Media Moves

Bloomberg’s Mider on covering the tax inversion story

October 13, 2014

Posted by Liz Hester

Zachary Mider is an enterprise reporter at Bloomberg News covering company stories, many of which are research based.

This year, he has helped lead Bloomberg’s coverage of the tax inversion issue and last year he focused on billionaires avoiding personal taxes. Since joining Bloomberg in August 2006, he’s covered mergers and acquisitions, insurance and general assignment stories. He came to Bloomberg from the Providence Journal in Rhode Island.

Zach spoke with Talking Biz News about his Bloomberg career and what it’s like covering an ongoing, breaking news story with many angles.

What’s your favorite part of the job?

It’s great to be at a place with a bright future. We’re investing in the business and news, and trying to be better tomorrow than we are today. We’re adding people and resources. When I want to write something, I can do it and I’m not being asked to do the jobs of three other people who were laid off. I’m really grateful since that’s not how it is across the news business. It’s great to be at a place that is prioritizing news.

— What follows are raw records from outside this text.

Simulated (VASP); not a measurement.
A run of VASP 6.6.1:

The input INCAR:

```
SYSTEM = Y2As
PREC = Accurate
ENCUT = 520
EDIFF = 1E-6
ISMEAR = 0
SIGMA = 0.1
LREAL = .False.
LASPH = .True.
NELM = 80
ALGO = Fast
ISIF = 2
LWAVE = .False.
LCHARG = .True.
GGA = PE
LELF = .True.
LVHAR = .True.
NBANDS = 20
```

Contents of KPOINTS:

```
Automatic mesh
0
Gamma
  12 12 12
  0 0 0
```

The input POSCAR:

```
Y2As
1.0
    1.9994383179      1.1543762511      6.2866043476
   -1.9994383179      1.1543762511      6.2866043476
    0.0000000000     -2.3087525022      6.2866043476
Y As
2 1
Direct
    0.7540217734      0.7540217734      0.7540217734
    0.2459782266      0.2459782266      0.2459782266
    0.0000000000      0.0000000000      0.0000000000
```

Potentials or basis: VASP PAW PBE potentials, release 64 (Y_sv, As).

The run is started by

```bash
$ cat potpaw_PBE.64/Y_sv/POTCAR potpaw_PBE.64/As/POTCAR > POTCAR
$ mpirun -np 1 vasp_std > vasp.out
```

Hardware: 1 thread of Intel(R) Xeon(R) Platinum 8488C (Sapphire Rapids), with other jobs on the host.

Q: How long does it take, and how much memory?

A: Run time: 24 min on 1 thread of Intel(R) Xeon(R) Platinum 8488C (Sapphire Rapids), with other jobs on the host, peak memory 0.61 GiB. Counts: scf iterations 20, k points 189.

How do you stay motivated, particularly given the pace of working as a wire service reporter?

I like to be the one to find things out. I don’t know if I were an editor if I would be able to satisfy my curiosity. I like getting to ask the questions and do the research myself. That’s what I like to do more than anything. There are some reporters who are more writers who do the reporting because they have to, and there are others who are reporters who do the writing because they have to.

What really motives me is to find out information and learn for myself. Being an editor, I would have to rely on someone else to that for me.

You’ve been taking the lead on the tax inversion issue, how do you approach a long-term story like that? How did you get into this coverage?

I’ve been writing about tax inversions since the beginning of the year. I didn’t realize it at first, but pretty soon I determined that this had the potential to be a story that would get attention in Washington. There are a lot of tax avoidance techniques that have been around for years and people in D.C. don’t focus on them; you don’t hear the President talking about it. But inversions kept coming up as an issue and there was lots of interest in Congress. There’s a real-time political story playing out as well as an investing story about what companies are doing. It feels more live and that’s exciting.

As for finding the issue, it sounded like from talking to people in New York that a lot of companies were considering doing these transactions. I realized that if enough companies and big enough companies do it, it inevitably would spill over and become an issue people talk about. That happened in May when Pfizer tried to do it. Then Walgreens said they were considering it, and Medtronics did it, then Burger King. These are companies that people have actually heard of. There are a lot of these deals in the pipeline, so it seemed like something that was worth spending time on.

But the inversion coverage isn’t just me. We have Rich Rubin in DC. Jesse Drucker in Italy is also hard at work on this issue. And before the end of the year there may be others involved. There are a lot of people at Bloomberg who have had a hand in the coverage. It’s certainly not just me.

How do you work to develop sources, particularly on stories like the inversion issue that include companies, government agencies and subject matter experts?

When it comes to the D.C. angle, we have a terrific tax policy reporter, Rich Rubin, who’s got it covered in terms of talking to the administration and Congress. I focus on the companies. What I’ve learned about the tax world, and this is true of a lot of areas, is there are a lot of really smart people who do taxes for a living. Not a lot of people talk to them, and not a lot of press are trying to understand what they’re up to and dig into the substance of the issues.

I always try to learn a little bit about what people are doing, enough to have conversations and show them that I appreciate the complexity of the work they do. Sometimes that helps people feel like I’m listening and worth spending time talking to. These issues are extremely complicated. These people are very intelligent, highly trained lawyers who speak almost their own language. If you pick up a few words of the mysterious language, you can convince people it’s worth returning phone calls and that you want to get it right.

What do you think of the overall coverage of the inversion issue?

I like to think we’ve done a terrific job. When I see comments on Burger King’s Facebook page, it shows there are a lot of people who are vaguely aware of the issue, but not a high degree of actual understanding. We try our best to use as simple words as possible and to be accurate. Outside of the professional Wall Street tax community, people don’t always get it. This issue is more understandable to a layperson than most tax issues. There are a lot of tricks that cost the government as much as inversions, but they’re harder to explain.

How do you think journalism will change in the next five to 10 years?

The world is getting more complicated. It’s a cliché, but it’s also true. The returns on doing coverage of complicated issues in ways that clarifies them and makes them understandable to regular people will be at bigger premium. Taxes are a great example. The tax system is getting more complicated. There’s $2 trillion sitting offshore that companies haven’t paid taxes on yet. The premium for people to understand complicated issues is higher than before. Journalism is going to have to get more sophisticated to keep up with the changing world.